Panera Says ‘No No’ to Unhealthy Kids’ Meals

The chain is overhauling its offerings and wants others to follow suit.
(Photo: Mike Mozart/Creative Commons)
Aug 12, 2016· 2 MIN READ
Willy Blackmore is TakePart’s Food editor.

Last year, when Panera Bread announced that it would phase out from its menu a number of ingredients commonly used in quick-service restaurant food, the banned items were dubbed the “No No List.” It’s the kind of terminology that a four-year-old would readily understand—These are bad things to eat—and it has now, fittingly, led to an overhaul of the restaurant’s kids’ menu, which will debut on Sept. 7.

The updated menu features bland kid classics such as buttered noodles, mac and cheese, and chicken noodle soup, along with more, well, ambitious dishes like clam chowder—each of which is served with either a fruit-flavored yogurt tube, an apple, or bread. All meals are served with water, and organic milk or 100 percent juice can be purchased for an additional cost. It’s a far cry from a Happy Meal—and that’s part of the point.

In announcing the new menu, CEO Ron Shaich made it clear that this isn’t just about how his company serves its youngest diners. Rather, he’s challenging the industry as a whole to follow suit.

“Frankly, the typical restaurant-industry kids meal doesn’t serve our kids well,” Shaich told CNBC in a statement. “We shouldn’t be marketing to kids. Toys and games distract from honest food choices. They come with poor options like fries and sugary beverages. This is not food as it should be. The meals we serve our children should be good food.”

The lack of sugary drinks, fried foods, and movie marketing tie-in toys on the Panera kids’ menu makes it look far better in the eyes of public health experts, who have criticized both the nutritional content and the heavy branding of kids’ meals replete with soda, fries, and toys.

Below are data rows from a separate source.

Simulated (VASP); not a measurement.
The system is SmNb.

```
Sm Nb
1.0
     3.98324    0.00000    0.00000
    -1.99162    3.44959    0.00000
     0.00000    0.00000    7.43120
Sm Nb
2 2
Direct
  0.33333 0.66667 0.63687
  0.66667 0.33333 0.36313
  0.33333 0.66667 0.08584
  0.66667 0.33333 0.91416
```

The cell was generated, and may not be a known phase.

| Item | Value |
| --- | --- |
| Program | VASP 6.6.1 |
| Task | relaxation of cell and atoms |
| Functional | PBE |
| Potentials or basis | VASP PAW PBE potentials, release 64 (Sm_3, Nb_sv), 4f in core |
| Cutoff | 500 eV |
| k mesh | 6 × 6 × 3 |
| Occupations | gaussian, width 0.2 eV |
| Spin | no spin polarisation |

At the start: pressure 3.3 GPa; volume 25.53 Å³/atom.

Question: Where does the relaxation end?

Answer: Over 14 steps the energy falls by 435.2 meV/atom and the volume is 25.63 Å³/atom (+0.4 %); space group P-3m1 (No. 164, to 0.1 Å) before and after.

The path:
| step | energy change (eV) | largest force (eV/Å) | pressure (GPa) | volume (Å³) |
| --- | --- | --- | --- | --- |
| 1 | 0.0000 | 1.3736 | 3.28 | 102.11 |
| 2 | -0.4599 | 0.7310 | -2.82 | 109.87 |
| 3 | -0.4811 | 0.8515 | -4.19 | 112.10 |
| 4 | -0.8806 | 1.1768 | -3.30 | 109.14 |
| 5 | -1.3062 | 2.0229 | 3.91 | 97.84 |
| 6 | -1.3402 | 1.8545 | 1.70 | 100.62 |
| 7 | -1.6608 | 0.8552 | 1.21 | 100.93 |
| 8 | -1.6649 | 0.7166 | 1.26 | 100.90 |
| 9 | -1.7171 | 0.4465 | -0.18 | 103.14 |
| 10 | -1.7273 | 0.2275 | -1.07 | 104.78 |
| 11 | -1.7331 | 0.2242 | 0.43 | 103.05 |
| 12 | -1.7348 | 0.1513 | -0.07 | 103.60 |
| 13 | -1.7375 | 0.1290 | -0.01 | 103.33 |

A 2013 study on how fast-food chains market to kids concluded that “advertisements emphasized toy giveaways and movie tie-ins rather than food products. Self-regulatory pledges to focus on actual food products instead of toy premiums were not supported by this analysis.” Many chains have made minor adjustments to kids’ meal offerings; McDonald’s, for example, has added apples and milk as an alternative choice to fries and a soda. McDonald’s also recently said that it would stop using artificial coloring—something included on Panera’s “No No List”—in its Chicken McNuggets.

But while parents may feel better serving their kids food made without artificial ingredients, far more research supports that overconsumption of sugar, empty calories, and bad fats present more of a health risk than small amounts of Yellow No. 5 or sodium benzoate. What’s sodium benzoate, you ask? In a video on its website, Panera put that question to a couple of kids, who came up with answers like it’s a “lone wolf” who likes to ruin things or it is “probably like a really, really big egg that’s red and has one eye.” Consider it an update to the Michael Pollan adage that you shouldn’t eat food made with ingredients your great-great-great-grandmother wouldn’t recognize—the same, perhaps, goes for children.

Neither a wolf nor an egg, sodium benzoate is a preservative—one whose consumption has been linked to cell damage in humans but is considered safe to consume in the low amounts used in processed foods. Is eating it more of a risk to a kid’s well-being than the 2.5 teaspoons of sugar—more than half of a recommended daily serving—in one of the organic yogurt tubes that Panera serves? It would seem that Shaich believes so—and would like to convince McDonald’s and others in the industry to think so too.